§ Baroness Howe of Idlicote
asked Her Majesty "s Government:
Whether they will undertake an economic analysis of the investment required to ensure that government programmes aimed at lifting children out of poverty reach disabled children. [HL1030]
§ Baroness Hollis of Heigham
Research suggests that children in workless households are much more likely to be deprived than children living in a working household. Work is crucial if we are to stop life-cycle effects of poverty and the way it is passed down the generations. Work is not only important for those of working age. Children who grow up in non-working families have an increased risk of being unemployed themselves in adulthood. This is borne out by Gregg and Machin in their 1998 paper:Child Development and Success or Failure in the Youth Labour Market, a copy of which has been placed in the Library.

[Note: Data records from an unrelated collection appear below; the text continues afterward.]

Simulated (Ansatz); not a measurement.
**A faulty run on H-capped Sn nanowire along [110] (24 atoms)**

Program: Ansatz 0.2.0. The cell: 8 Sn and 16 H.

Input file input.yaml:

However, we recognise that disabled children and their families have additional needs. We are committed to helping severely disabled people with the extra costs they face as a result of their disabilities. This is why from April 2001 the disabled living allowance higher rate mobility component was extended to severely disabled children aged three and four, providing extra help to their families currently worth £39.30 a week.
A full analysis of our strategy to eradicate child poverty is given in our annual Opportunity for all reports. Opportunity for all—fourth annual report (Cm 5598) was published in September 2002. It reports on a range of outcome indicators covering many dimensions of poverty and social exclusion.